Calculate: the moment of inertia and radius of gyration of a thin uniform rod about an axis passing through its centre and perpendicular to its length.
Ans: \(I=\frac{1}{12}ML^{2}\) and \(k=\frac{L}{2\sqrt{3}}\).
Estimate: the moment of inertia and radius of gyration of a thin uniform rod about an axis passing through its one end and perpendicular to its length.
Ans: \(I=\frac{1}{3}ML^{2}\) and \(k=\frac{L}{\sqrt{3}}\).
The masses \(m_{1}\), \(m_{2}\) and \(m_{3}\) are located at the vertices of an equilateral triangle of length \(d\). What will be the moment of inertia of the system about an axis along the altitude of triangle passing through \(m_{1}\).
Four different masses of \(6kg\), \(4kg\), \(5kg\) and \(7kg\) are respectively located at four corners PQR and S of a square of side \(1m\) as shown in figure. Calculate: the moment of inertia of the system about, (i) An axis passing through the point of intersection of the diagonals and perpendicular to the plane of the square. (ii) The side PQ and (ii) The diagonal QS.
Ans:(i) \(11kg.m^{2}\) and (ii) \(12kg.m^{2}\) and \(5.5kg.m^{2}\).
Calculate: the ratio of radii of gyration of a circular ring and a disc of same radii and of same mass about the axis passing through their centres and perpendicular th their planes.
Ans: \(\frac{k_{1}}{k_{2}}=\frac{\sqrt{2}}{1}\).
A wheel is rotating at a rate of 1200rpm and its kinetic energy is \(10^{6}J\). Determine the M.I of the wheel about its axis of rotation.
Ans: \(I=126.64kg.m^{2}\).
To increase the speed of flywheel from \(0r.p.m\) to \(300r.p.m\) the energy of \(484J\) is spent. Find: the moment of inertia of wheel.
Ans: \(I=0.7kg.m^{2}\).
A solid sphere is rolling on a frictionless plane surface about its axis of symmetry. Find: the rotational energy and ratio of its rotational energy to its total energy.
Ans: \(K.E_{rotational}=\frac{1}{5}Mv^{2}\) and \(\frac{K.E_{rotational}}{T.E}=\frac{2}{7}\).
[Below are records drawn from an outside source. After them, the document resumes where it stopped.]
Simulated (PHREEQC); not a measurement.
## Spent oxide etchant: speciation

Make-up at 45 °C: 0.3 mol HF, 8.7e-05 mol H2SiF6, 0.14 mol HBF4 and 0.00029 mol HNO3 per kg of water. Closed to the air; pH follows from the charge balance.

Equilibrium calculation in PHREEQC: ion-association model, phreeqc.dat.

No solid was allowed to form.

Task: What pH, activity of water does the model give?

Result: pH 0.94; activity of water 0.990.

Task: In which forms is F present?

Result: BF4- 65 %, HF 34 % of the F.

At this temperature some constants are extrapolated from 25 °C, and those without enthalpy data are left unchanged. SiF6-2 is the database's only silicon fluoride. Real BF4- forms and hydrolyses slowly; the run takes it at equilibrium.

Four point masses \(m\), \(2m\), \(3m\) and \(4m\) lies at the four corners of a square of side \(4m\) as shown in figure. Find: the moment of inertia of the system of masses about (i) The diagonal BD. (ii) The diagonal AC. and (iii) An axis passing through A and parallel to diagonal BD.
Ans:(i) \(32m\), (ii) \(48m\) and (iii) \(144m\).
A metre scale AB is held vertically with its one end A on the floor and then allowed to fall. Find: the speed of the other end B when it strikes the floor, assume that the end on the floor does not slip.
Ans: \(5.4\frac{m}{s}\).
A circular disc X of radius R is made from an iron plate of thickness t and another disc Y of radius 4R is made from iron plate of thickness \(\frac{t}{4}\). Show that M.I of disc Y about an axis passing through its centre and perpendicular to its plane is 64 times the M.I of disc X about an axis passing through its centre and perpendicular to the planes of the discs.
What will be the rotational K.E of the earth about its own axis if the mass of earth is \(\left(6\times10^{24}\right)kg\) and radius \(\left(6.4\times10^{6}\right)m\).
A thin rod of length \(L\) and mass \(M\) is bent at its mid point into two halves so that the angle between them is \(90^{o}\). Calculate: the M.I of the bent rod about an axis passing through the bending point and perpendicular to the plane defined by two halves or rod.